Vatican interns establish Sistine Chapel virtual tour

Katie Armstrong

Four to five computing sciences and communication majors at Villanova currently participate in an internship program with the Vatican each semester, working to revitalize the way the Vatican communicates with the modern world.

“This is a once-in-a-lifetime experience,” Vatican Internship Experience Program Director and Professor Jill Flanagan said. “Villanova is the only school in the world able to work in such a way with the Vatican.”

For the past two years, Villanova faculty and students participating in the program have worked on virtual reality tours, allowing tours of basilicas and chapels of the Vatican and across Rome literally at the click of a mouse button. The productions were co-led by Paul Wilson, a communication professor, Chad Fahs, Assistant Digital Media Coordinator for the communication department, and Frank Klassner, a member of the computing sciences.

“The project has pursued an interdisciplinary approach in bringing together the photographic expertise of the communication faculty with the virtual reality and Web technology expertise of its computing sciences faculty to teach student-team members about the many facets of producing immersive experiences over the World Wide Web,” Klassner wrote in an e-mail. 

 Members of the production teams were granted exclusive access to some of the most historic and sacred worship spaces in Italy, including the Sistine Chapel. For the project, program faculty and students spent five nights, in a closed-off and freezing Sistine Chapel, painstakingly collecting images from across the entire Chapel. 

With state-of-the-art equipment and technology, production teams were able to take thousands of digital photographs and compile high-resolution images of the entire interior of the Chapel. 

A computerized and motorized rig with a mounted digital camera took thousands of photographs of Michelangelo’s famous frescos and artwork. The photographs were then accumulated into stitching software and, after being individually color balanced and edited, were digitally stitched together, supervised by Fahs. 

After further editing for overlap, images were post-processed to create a file that allows the Chapel to be viewed in 3-D. Images can also be displayed through high-resolution zoom-ins. The tour was finally converted to a Web-based presentation, which secures the images and allows faster running time and viewing over Internet connections with a variety of data transfer times. 

Challenges were involved in making and producing the Sistine Chapel tour, such as the issues of gaining private access to the Chapel, acquiring photography permits and strict Vatican regulations about image usage.

Such challenges, however, did not interfere with the final product.

 “This project is monumental in that the artwork shown in the virtual tours has never been displayed publicly with this attention to detail before,” said Wilson, one of the founders of the Vatican Internship Program and a leader of the virtual tours projects. “This is a very unique way to experience every nuance of the Sistine Chapel.”

Junior Cristin Parise, a fall 2009 participant in the program, assisted in equipment set up, and during filming she kept a journal of the production group’s various experiences, tasks and actions for reflection. She found the Sistine Chapel virtual tour to be a wonderful experience.

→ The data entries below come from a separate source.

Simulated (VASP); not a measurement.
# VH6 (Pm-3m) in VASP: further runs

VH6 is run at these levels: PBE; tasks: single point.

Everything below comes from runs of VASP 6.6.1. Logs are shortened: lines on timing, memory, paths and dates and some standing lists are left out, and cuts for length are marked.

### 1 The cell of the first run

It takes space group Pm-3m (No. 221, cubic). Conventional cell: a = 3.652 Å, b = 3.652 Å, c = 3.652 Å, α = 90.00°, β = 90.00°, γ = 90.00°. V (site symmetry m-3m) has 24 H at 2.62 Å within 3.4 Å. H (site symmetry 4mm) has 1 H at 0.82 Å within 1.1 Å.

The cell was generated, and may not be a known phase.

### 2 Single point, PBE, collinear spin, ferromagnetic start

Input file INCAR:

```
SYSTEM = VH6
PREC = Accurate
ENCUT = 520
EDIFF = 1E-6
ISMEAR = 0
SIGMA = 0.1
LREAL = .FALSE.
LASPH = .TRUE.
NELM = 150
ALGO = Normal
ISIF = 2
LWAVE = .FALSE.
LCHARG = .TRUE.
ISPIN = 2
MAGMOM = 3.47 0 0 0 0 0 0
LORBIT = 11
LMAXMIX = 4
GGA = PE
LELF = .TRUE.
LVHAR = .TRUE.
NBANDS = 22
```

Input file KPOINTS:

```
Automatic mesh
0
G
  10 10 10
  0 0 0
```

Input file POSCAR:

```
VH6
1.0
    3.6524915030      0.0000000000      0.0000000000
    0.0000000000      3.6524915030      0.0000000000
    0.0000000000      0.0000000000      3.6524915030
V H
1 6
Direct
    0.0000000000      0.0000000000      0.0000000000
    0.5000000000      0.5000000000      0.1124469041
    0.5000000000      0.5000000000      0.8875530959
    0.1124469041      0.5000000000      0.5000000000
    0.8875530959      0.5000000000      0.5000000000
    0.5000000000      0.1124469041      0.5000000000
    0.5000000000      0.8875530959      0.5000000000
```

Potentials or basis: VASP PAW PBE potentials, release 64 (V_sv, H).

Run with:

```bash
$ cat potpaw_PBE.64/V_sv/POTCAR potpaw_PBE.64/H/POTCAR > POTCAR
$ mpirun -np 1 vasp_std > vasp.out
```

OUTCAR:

“I hope everyone will be able to understand and appreciate what an incredible privilege this virtual tour is,” she wrote in an e-mail. “It gives people a rare opportunity for serene, uninterrupted viewing. As a ‘normal’ visitor to one of these Chapels, you just don’t have the same chance to see these sites up close or in silence – especially the Sistine Chapel. Without crowds, noise or distractions, it is an entirely unique experience.”

Several other Vatican virtual tours made by Villanova University are already released or still in the making, including tours of St. John Lateran, St. Paul’s Outside the Walls, St. Mary Major, the Pauline Chapel and St. Peter’s Basilica. Program participants are also working on interactive projects of the Necropolis of Santa Rosa and the Vatican Museum. The Vatican Internship Experience was started in 2003 by two Villanova alumni who contributed equipment and financial support for the Internship Office of the Holy See. The Virtual Reality Tour of the Sistine Chapel is available on the Vatican Web site and on Villanova’s homepage.